Tony WangMay 4, 2026Updated June 15, 20265 min read

How to Scrape Reddit in 2026 (API & Python)

Three ways to scrape Reddit posts, comments, and subreddits in 2026 — DIY Python, no-code tools, or a structured API — what each returns and the legal basics.

Reddit Guide Web Scraping API

The fastest way to scrape Reddit in 2026 is to call a structured API that returns normalized JSON — posts, comments, and subreddit feeds with scores, authors, and timestamps — instead of working around Reddit's rate limits and login walls yourself. DIY is possible, but since Reddit's official Data API became paid and heavily rate-limited in 2023, casual scraping breaks quickly.

Reddit is one of the most cited sources in AI answers, which is exactly why teams collect it for community research, sentiment, and grounding data. A structured endpoint gives you the threads as clean JSON without managing tokens and quotas.

Is it legal to scrape Reddit?

Reddit content is public, but posts and comments are written by people, so treat them as personal data where relevant:

Collect only public posts, comments, and subreddits — no private or quarantined-access content.
Reddit's official API terms and rate limits exist; review them and your local law before commercial or AI-training use.
Minimize and protect any user-identifying data you store (usernames, etc.).
Don't republish content in ways that violate platform terms or user expectations.

This is not legal advice — see Is web scraping legal in 2026? for the public-vs-personal-data detail.

Option 1: DIY in Python (and why it no longer works)

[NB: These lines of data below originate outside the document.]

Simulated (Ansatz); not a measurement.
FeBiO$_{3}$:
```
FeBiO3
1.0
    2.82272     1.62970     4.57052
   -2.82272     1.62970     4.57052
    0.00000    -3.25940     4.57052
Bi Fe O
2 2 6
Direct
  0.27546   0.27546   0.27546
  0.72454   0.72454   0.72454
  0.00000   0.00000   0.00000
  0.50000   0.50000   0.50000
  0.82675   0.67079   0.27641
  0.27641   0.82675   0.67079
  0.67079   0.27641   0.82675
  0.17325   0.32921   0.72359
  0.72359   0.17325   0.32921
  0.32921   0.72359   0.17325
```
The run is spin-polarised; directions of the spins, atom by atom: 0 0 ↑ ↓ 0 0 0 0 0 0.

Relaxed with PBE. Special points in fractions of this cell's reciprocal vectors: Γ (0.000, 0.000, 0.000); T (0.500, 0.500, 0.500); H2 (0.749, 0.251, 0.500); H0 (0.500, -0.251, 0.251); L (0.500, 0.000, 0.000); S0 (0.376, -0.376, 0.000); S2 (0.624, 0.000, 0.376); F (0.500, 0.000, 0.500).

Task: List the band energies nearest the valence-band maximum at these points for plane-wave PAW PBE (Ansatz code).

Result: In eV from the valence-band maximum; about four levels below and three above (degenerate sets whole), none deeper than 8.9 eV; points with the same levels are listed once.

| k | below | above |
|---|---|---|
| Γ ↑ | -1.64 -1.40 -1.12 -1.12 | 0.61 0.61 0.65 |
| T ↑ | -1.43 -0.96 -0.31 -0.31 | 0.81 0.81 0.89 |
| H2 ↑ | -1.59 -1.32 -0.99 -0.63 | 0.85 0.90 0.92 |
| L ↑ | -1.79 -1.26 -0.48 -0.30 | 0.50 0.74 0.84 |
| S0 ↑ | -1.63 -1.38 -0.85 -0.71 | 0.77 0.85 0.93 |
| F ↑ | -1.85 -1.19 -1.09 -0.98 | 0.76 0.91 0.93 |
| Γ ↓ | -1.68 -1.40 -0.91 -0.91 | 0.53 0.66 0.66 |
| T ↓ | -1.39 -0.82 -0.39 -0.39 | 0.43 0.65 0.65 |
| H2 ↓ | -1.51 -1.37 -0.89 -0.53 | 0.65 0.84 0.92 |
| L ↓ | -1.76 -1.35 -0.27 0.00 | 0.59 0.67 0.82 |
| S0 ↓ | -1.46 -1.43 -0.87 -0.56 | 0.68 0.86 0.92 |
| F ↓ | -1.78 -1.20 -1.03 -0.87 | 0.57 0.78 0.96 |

For years you could hit Reddit's unauthenticated .json endpoints directly. That stopped working in May 2026 — Reddit deprecated unauthenticated .json access, and the call below now returns 403 Forbidden:

import requests

resp = requests.get(
    "https://www.reddit.com/r/webdev/top.json",
    params={"limit": 25},
    headers={"User-Agent": "my-app/0.1"},
)
data = resp.json()
# ...then handle 429s, pagination cursors, and comment trees yourself

The recurring pain:

Unauthenticated .json is dead (2026). The call above now returns 403 — see why Reddit blocked it. DIY now means the authenticated OAuth API or a real logged-in browser session, with TLS-fingerprint and IP-reputation hurdles on top.
Auth overhead and cost — the official route means OAuth apps and tokens, and Reddit's Data API is paid beyond free non-commercial use (100 requests/minute): commercial access runs about $0.24 per 1,000 requests, and enterprise agreements start near $12,000/year.
Comment trees — nested replies require recursive traversal and careful flattening.
Pagination cursors — after tokens must be threaded through every call.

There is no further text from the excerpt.